Red Flags Raised Over Potential NY Fed Appointment

Fed vice chairman pick?

John C. Williams, the president of the Federal Reserve Bank of San Francisco, is reportedly being tapped to replace the retiring president of the New York Fed, but at least one watchdog has problem with that.

Citing Better Markets, a nonprofit that tries to keep Wall Street honest, TheStreet.com reported the group said promoting Williams to head up the New York Fed would be problematic because he failed to prevent the fake account scandal at San Francisco-based Wells Fargo, which has had far-reaching implications and has hurt countless consumers.

The Federal Reserve in San Francisco is in charge of supervising the financial institution. It doesn’t help that the New York Fed branch is massive, accounting for around $2.5 trillion (or 56 percent) of the Federal Reserve System’s total assets as of the end of last year. The San Francisco Fed had only $568.7 billion in assets at the end of 2017.

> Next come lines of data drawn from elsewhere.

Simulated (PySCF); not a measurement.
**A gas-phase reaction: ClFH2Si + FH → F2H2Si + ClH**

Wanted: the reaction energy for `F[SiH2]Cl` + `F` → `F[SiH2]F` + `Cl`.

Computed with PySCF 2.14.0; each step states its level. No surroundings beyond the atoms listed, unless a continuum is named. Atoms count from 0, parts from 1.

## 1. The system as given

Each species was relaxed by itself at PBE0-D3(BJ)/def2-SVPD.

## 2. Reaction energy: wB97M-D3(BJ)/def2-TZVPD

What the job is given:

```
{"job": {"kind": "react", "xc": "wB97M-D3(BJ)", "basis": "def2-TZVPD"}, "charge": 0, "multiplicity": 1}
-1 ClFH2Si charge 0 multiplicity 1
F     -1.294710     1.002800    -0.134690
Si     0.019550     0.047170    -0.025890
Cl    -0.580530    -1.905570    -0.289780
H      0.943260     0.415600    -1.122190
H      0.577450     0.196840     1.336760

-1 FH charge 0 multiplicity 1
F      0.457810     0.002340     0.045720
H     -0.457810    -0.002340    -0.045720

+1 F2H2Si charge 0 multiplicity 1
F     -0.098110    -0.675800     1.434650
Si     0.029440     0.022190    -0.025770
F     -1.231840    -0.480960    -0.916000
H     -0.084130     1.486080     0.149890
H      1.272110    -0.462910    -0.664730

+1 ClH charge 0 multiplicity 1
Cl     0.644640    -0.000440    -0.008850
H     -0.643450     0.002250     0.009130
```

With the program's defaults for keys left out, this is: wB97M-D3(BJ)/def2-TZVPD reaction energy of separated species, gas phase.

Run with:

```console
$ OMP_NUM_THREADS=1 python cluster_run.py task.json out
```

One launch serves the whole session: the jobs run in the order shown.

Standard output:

“After being AWOL and failing to stop Wells Fargo’s decade-long illegal conduct, the president of the San Francisco Fed should not be promoted to be president of the most important regional office in the entire Federal Reserve System,” Better Markets President Dennis Kelleher said in a statement. “That would reward failure and send the wrong message to the biggest banks in the country that the Fed really does not take supervision seriously.” Spokespeople from both Fed offices declined to comment.

According to TheStreet.com, Williams has been the head of the Federal Reserve Bank of San Francisco since 2011, just as Wells Fargo was increasing pressure on employees to cross-sell products, resulting in unauthorized account openings. Wells Faro wasn’t hit with sanctions from to the scandal until 2016, when the Consumer Financial Protection Bureau, the Office of the Comptroller of the Currency and the city and county of Los Angeles fined the financial institution $185 million.

Last month, the Federal Reserve took an unprecedented step to prevent Wells Fargo from growing its assets until it improved its risk management. Better Markets noted the San Francisco Fed assigned hundreds of workers to supervise Wells Fargo on a daily basis, yet they missed the scandal.

“The San Francisco Fed either did not know this was happening under its nose or knew but did nothing to stop it,” Kelleher said. “That alone should be a disqualification for any promotion, but it is compounded by the fact that there has been no accountability for anyone at the San Francisco Fed or public disclosure of how such an egregious failure of supervision and regulation could happen or last for so long.”